Blackbaud has agreed to delete excess sensitive data it held about its customers and completely review its data retention and data security policies as part of the settlement it was formalized at the Federal Trade Commission (FTC), following a catastrophic data breach in 2020.
Blackbaud was breached in February 2020 by unnamed threat actors. The hackers targeted the company’s infrastructure for three months, quietly identifying and exfiltrating sensitive data. By the time they were done, they had siphoned off files from about 13,000 Blackbaud customers.
From that moment on the incident goes from bad to worse. First, Blackbaud tried to pay the attackers to make the problem go away, giving them $235,000 to delete the stolen files and never talk about them again. No one knows for sure whether the hackers actually deleted the files or not.
Dealing with the regulators
They then notified their customers of the breach and issued a false, misleading statement that only exacerbated the problem. Apparently it took Blackbaud four months to publish a statement, and when it did, it told customers that their credit card information, bank account information, or Social Security numbers were safe, which was not the case. The FTC claims that Blackbaud knew this was untrue as early as July 2020, but it took until October to correct the statement.
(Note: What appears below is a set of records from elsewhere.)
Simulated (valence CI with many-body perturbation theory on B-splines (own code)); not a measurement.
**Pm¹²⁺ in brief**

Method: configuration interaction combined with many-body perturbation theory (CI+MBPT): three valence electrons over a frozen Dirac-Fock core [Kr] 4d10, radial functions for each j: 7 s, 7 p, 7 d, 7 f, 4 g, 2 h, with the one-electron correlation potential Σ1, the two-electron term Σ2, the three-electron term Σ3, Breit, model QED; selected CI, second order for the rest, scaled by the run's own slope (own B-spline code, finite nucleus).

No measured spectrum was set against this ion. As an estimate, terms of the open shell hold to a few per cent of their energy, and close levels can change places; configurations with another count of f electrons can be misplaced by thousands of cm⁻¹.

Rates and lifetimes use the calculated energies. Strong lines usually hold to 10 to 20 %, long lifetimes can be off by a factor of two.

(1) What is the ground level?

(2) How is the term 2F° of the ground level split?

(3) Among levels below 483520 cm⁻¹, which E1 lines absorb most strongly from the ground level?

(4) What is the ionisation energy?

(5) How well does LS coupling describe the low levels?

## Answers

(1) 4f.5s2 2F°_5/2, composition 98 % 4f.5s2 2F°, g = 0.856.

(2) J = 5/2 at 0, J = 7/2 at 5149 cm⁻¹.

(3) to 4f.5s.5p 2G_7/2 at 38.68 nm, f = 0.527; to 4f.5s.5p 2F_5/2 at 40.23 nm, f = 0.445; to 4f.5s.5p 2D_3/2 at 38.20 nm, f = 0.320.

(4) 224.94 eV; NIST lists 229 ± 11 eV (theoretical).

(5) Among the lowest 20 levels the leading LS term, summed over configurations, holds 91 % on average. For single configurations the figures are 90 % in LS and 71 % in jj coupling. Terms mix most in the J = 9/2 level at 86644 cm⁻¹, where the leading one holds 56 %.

It then settled first with the SEC and paid $3 million in fines. It then settled with individual US states and paid another $49.5 million. Now the company has reached a settlement with the FTC, agreeing to delete or destroy backup files containing sensitive customer information, especially data it doesn’t need to function properly.
It should also update its data retention policies and publicly state what data it holds and why. Finally, it will have to completely revamp its security practices, including the introduction of multi-factor authentication, data loss tools, pentesting and encryption of user data.